Monday, October 26, 2009

Conservatives to introduce tighter parole rules for non-violent offenders.

The Conservatives are now beginning to implement their help the prison-industrial complex agenda which is easy to sell since the public for the most part will always buy into a be harsh on crime program. Some Liberals may object and the NDP but they will do nothing. Not only do they not want to bring down the government but they do not want to appear as soft on crime. Of course jails are tremendously expensive and conservatives always worry about govt. expenditures and entitlements. But criminals need not worry about their entitlements to go to prison! That is safe and even expanding.
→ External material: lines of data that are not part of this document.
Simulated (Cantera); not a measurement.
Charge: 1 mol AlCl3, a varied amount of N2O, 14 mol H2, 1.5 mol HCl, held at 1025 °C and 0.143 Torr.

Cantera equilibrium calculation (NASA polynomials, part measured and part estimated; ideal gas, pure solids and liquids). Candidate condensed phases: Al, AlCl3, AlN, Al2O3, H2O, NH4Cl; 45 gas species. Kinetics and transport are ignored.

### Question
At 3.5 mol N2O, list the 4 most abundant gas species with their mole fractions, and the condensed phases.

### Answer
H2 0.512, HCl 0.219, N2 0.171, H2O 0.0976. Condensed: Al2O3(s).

Tories propose tighter parole rules

CBC News
Minister of Public Safety Peter Van Loan says non-violent criminals such as fraudsters and drug dealers should have to earn the right to parole. (Canadian Press)
The federal government said Monday it will introduce legislation to crack down on early parole for non-violent offenders, a move it says will augment proposed tougher sentences for white-collar criminals.
The new legislation will change existing laws that allow non-violent criminals convicted of a first offence to be eligible for early parole after serving just one-sixth of their sentences and full parole after serving one-third of their sentences, said Minister of Public Safety Peter Van Loan at a press conference in Montreal.
He said under the current laws, criminals such as fraudsters and drug dealers are routinely granted parole in these circumstances, unless the parole board believes the parolees might commit violent crimes.
Van Loan proposes changes that will require criminals to demonstrate they have earned their parole.
"This will move us one step closer to a system of parole in which early release is a privilege granted only to those who have shown they are committed to rehabilitation rather than a right granted to every criminal," he said.
Conservative push for tougher sentencing
The Conservative government has introduced a number of bills to lengthen prison sentences for people convicted of crimes. In June, the government introduced legislation to repeal the "faint hope clause" that allows people convicted of first- and second-degree murder to apply for early parole.
Parliament gave approval last week to Bill C-25, which does away with a judge's ability to give two-for-one credit to criminals for time spent in pretrial custody.
And Justice Minister Rob Nicholson has also proposed tougher measures for white-collar criminals, including two-year minimum sentences in fraud cases involving more than $1 million.
Van Loan said while tougher sentences for white-collar criminals are welcome, they won't be effective unless parole laws are also changed.
"It’s one thing to increase sentences," he said. "It’s another thing to make sure criminals actually serve out their time before they’re released back into our communities."
Van Loan said the new measure will cost taxpayers about $60 million a year to pay to keep the non-violent criminals in prisons, but he described the cost as a bargain relative to the amount of money fraudsters have reportedly stolen from individuals.
The move to impose harsher penalties on white-collar criminals comes after a number of high-profile cases in Canada this year.
In Alberta last month, two men were charged in a scheme that police say robbed about 4,000 investors of up to $400 million. And in Quebec, Montreal investment dealer Earl Jones is facing fraud charges over an alleged Ponzi scheme that led to the disappearance of over $50 million in investors' savings.
Critics of the Conservative initiatives have suggested they will do little to actually discourage white-collar crime.
Duff Conacher, a coordinator for Democracy Watch, said last week that the U.S. experience shows that high penalties do not decrease the rate of corporate crime, even in countries with a national securities commission.
"The regulators either don't have the resources or the tough enforcement attitude to have a high chance of catching fraudsters," Conacher said.